Watch Lauren Greenfield's Doc On Magic City, Legendary ATL Strip Club

Entertainment

Anyone who even has a cursory interest in Southern hip-hop culture knows that for decades, Atlanta’s Magic City “Adult Entertainment Nightclub” has been its fulcrum—so important in breaking and predicting hit records that superstars would rather service their tracks to its DJs than anyone at radio.

Part of that, of course, is because of its dancers, who are more powerful than any A&R: if they like a track, it’s almost a surefire hit, and the club’s name (and atmosphere) has been referenced through the years by everyone from Outkast to Jay Z to Cam’ron to Future to 2 Chainz. While much has been written about the club’s influence through the years, GQ has commissioned feminist director Lauren Greenfield—the auteur behind the acclaimed Queen of Versailles, among many other projects—to shoot a documentary about the club, its culture and influence.

It’s the best thing I’ve seen about it, not because the documentary features the cosigns of rappers like Future, but because Greenfield focuses the film on the women who make their living dancing “asshole-nekkid” for some of the world’s most famous musicians, actors and ballers. Which, obviously, always should be the focus, considering they are the reasons the club even exists. But beyond former dancer Sonya Taylor’s 2007 memoir Finding Platinum, I’ve never seen a profile that focuses on the dancers’ lives and minds and day-to-day more closely—it’s always been about the smash hits, the men who make them, and the bodies of the women who inspire them. It’s probably telling that even still, the dancers only get about five minutes total—but the film remains a complicated look into the wild economics of dancing at America’s most famous adult nightspot, where they’re carting home literally garbage bags full of money.

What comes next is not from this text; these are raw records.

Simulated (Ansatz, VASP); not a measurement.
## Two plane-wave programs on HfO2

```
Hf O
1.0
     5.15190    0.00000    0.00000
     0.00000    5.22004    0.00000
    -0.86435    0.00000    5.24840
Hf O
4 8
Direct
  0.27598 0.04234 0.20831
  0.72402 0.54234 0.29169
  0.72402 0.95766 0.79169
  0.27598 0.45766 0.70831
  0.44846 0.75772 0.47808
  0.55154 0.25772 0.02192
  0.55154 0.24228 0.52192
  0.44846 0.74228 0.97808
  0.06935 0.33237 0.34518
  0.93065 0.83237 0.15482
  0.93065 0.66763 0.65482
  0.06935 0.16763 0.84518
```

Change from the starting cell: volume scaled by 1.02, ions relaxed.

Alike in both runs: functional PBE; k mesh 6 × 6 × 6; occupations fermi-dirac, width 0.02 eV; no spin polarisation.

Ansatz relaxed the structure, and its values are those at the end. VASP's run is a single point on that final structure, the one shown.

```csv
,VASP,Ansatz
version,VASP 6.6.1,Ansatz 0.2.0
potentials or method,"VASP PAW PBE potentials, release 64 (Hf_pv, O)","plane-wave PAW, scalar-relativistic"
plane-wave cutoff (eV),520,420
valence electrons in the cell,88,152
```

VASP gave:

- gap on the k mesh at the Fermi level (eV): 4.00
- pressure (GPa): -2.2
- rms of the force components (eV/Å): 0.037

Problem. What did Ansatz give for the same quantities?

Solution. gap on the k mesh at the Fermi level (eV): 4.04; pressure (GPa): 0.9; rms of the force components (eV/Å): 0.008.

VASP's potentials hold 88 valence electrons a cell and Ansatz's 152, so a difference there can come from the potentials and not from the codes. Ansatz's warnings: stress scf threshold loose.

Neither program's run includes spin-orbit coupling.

“I made anything from 15 to 20,000 dollars my first week here,” says the dancer known as Secret. “I was shocked… you make money for free. Just by dancing. Who doesn’t wanna make money for free?”

It’s the surface sentiment, to be sure, but Greenfield also takes it deeper, laying out a very specific economic cycle: If Future can afford to buy a mansion with a pool because Magic City helped break his singles, then why shouldn’t the dancers breaking those singles also benefit from his riches? In this documentary and in hip-hop lore, there are always the tales of the rapper or athlete who made it rain 30, 50, 100k at Magic City. No one can blame a dancer who becomes “addicted to the pole” when that kind of income is rolling in, even if it’s rolling in on your bare ass, especially if said dancer started working the pole because she couldn’t afford to pay for her college courses.

All of the dancers have higher ambitions, but the interviews also delve into the vicious cycle created by the music, the dancing, and the money, amid shots of a male club worker climbing a ladder to retrieve dollar bills from the lighting troughs on the ceiling. Implicit is the notion that one of the most culturally visible ways black people can become filthy rich in this country is by rapping, balling, stripping. “It’s a thick line between reality and entertainment. I guess I’ve been around long enough to realize that a lot of it is just a front,” says Lil Magic, the manager of Magic City. “I’ve been around money, I’ve seen money, I’ve seen the absence of money and what it does. I realize that wasting it just to impress people isn’t really the way to go.”